Hi Gaurav Great video it is. Thanks for this. Had a query. How efficient it would be when a celebrity having 50 million followers(or may be more) posts something and we need to add the post in cache for all of the followers?
Hi Gaurav, I love the way you explain things. This video actually sums up all the major components, including the DB structures and High-level architecture. I have one question regarding the design, which is more on low-level design, it would be great if you can create a video on that. Q. If I need to design the data storage in-memory, which data structure we should use to store the posts. likes, follower data, such that we can fulfill the given features efficiently. Thanks,
In the use-case celebrity, the decision has also be made on the basis if the polling is affecting the user's device battery or not. WorkManager on Android is a great way to achieve that. It optimises the resources and takes decision when to give a CPU chunk to a particular application only when the device has decent resources to spare. This could could surely save a lot of CPU clocks on our server end for sending PUSH.
@gaurav sen Great video......it literally gave me an insight on how to use the theoritical knowledge we have gained as a CS engineer in real Practical Designing
It would be great if you made a video that delved deep into the concepts of load balancer vs. proxy servers (forward and reverse proxy) vs gateways. TIA! :)
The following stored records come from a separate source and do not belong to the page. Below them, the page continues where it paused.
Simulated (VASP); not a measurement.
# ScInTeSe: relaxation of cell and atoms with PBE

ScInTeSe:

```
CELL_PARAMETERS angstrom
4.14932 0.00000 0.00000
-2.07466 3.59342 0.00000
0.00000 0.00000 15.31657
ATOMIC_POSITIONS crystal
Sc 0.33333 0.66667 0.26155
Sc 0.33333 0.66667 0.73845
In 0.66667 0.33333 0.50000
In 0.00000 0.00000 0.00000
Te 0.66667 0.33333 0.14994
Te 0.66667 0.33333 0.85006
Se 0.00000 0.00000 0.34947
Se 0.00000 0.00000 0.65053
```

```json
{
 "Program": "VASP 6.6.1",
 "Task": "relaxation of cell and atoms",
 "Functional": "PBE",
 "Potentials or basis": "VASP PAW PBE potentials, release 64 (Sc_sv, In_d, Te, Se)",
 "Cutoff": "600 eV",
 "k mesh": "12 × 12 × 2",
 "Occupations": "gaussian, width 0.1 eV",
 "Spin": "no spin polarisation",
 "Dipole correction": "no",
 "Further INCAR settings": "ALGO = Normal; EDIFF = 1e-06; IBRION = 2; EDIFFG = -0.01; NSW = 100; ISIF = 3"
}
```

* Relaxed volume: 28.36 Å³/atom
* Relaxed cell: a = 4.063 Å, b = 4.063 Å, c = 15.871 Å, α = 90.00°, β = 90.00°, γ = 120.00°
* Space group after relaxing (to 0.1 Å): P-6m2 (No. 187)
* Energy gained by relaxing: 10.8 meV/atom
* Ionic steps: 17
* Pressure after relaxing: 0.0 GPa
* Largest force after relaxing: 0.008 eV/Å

18:39 bestpart, I got this follow up question in walmart interview and i was not able to answer as I didn't mention trigger to news feed service on posting :(
Great video! I would add around 7:30 concerns around concurrency when updating the likes table. Let's say a celebrity, what happens when thousands of people are hitting like at the same time? Do we lock the item while an update is happening? Do we use optimistic locking and retry on errors? Do we accept the numbers going up and down and trust the overall the number will consistently increase due to high number of people?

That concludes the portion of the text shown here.